NADA Miami 2022

JDJ is thrilled to debut a new series of paintings by Lucia Love at NADA Miami 2022.

NADA Miami 2022, Installation View

Lucia Love, I Get Lifted, 2022, Oil on canvas, 36 x 60 in

Lucia Love has long interrogated the dynamics of power within symbols through imagined juxtapositions of bodies and their relations. It’s a practice of making her own adjustments to the pictorial canon.

Lucia Love, Target Practice, 2022, Oil on canvas, 60 x 36 in

While her previous work has focused on the idealized bodies of angelic figures and monumental statues, here these figures float as if suspended in gelatinous respite—a trophy of a different sort, more relic than monument.

NADA Miami 2022, Installation View

Like the boluses of wax inside lava lamps that orbit around according to changing density, the skins of Love’s figures are arrested in a visual display of viscosity, specimens that have been removed of their bones, hair, and nails.

Lucia Love, Empty Like a Bowl, 2022, Oil on canvas, 48 x 60 in

In communion with Love’s longstanding interest in unpacking the symbolic scaffolding of gender, the bodies throughout the Spancil series have been de-sexed. In place of head, breasts, and genitalia, are holes, craters, and slits.

And yet in some ways, their absence highlights their presence. “How am I judged for having holes?” Love asks. There is an uneasy eroticism in the hole—it both disturbs and invites in its darkness and uncertainty.

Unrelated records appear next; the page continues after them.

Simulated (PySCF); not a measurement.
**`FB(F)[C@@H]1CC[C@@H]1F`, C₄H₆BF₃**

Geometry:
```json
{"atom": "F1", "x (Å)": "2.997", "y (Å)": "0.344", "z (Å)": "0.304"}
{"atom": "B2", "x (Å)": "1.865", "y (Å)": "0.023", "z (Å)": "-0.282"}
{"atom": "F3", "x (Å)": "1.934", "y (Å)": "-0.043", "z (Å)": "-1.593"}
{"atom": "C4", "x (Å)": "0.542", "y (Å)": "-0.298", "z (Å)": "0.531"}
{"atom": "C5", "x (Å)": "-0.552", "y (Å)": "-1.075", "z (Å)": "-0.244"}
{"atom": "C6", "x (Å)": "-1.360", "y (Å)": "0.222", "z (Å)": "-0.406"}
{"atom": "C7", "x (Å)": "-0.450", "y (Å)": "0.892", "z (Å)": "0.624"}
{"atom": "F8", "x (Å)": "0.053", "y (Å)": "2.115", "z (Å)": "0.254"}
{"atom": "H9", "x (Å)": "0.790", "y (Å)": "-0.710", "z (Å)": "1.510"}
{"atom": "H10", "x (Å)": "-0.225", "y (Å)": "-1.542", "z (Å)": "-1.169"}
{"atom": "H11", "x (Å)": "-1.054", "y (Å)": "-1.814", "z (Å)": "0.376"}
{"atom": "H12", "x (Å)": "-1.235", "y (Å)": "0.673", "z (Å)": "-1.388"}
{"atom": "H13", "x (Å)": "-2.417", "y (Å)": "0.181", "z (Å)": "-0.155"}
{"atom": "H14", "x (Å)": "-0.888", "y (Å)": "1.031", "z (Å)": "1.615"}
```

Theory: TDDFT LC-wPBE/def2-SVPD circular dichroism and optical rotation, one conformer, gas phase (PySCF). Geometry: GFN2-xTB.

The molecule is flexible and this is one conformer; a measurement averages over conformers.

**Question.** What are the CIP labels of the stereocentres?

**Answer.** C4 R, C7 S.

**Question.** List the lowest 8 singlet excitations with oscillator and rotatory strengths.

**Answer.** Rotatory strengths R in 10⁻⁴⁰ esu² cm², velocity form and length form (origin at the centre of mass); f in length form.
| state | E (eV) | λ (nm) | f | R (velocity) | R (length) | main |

Lucia Love, Mic Drop, 2022, Oil on canvas, 48 x 60 in

NADA Miami 2022, Installation VIew

Within these new paintings, presented here for the first time at NADA Miami, limbs warp and flow as if trying to keep its posture, to maintain some form of stability. The figures contort themselves, pushing up against the edges of the picture in front of exuberantly patterned backgrounds.

Lucia Love, Clever Girl, 2022, Oil on canvas, 48 x 60 in

“The name spancil is taken from Arthurian legend,” writes New York-based artist Lucia Love. “It refers to the skin of a knight used in a love spell that can transform the wearer into your life-long love.”

The Irish folklorist Thomas Johnson Westropp made brief mention of this “horrible” charm in his 1922 article “Folklore on the Coasts of Connacht, Ireland,” where he describes a peasant custom of wrapping a continuous loop of skin around a young man’s body while he slept so to predict whom he would marry. It also happens to sound like stencil. Love got the idea for this new series of paintings while operating a laser cutter to make stencils for painting, a process of making holes in paper that she likens to the skin of the body, and the multitudes of holes that perforate our own outer membrane.

Lucia Love, Under the Rainbow, 2022, Oil on canvas, 48 x 60 in

Like the folkloric spancil used to find true love, Love’s spancils offer themselves up to be consumed by the viewer in contemplating the barrier between human and not-quite human—what it means to be potentially de-humanized for having holes.

NADA Miami 2022, Installation View

Lucia Love, Censored, 2022, Oil on canvas, 24 x 48 in

Lucia Love (b. 1988, New York, NY, lives and works in NY) attended the School of Visual Arts on a grant from the Foundation for Contemporary Arts, where they studied painting and animation. They are a co-host of the Art and Labor podcast, where they chronicles the stories of social justice organizing within the arts. Art and Labor focuses on the human cost of the art world and advocates for fair labor practices for artists, museum workers, art handlers, interns, and anyone traditionally overworked and underpaid in the field.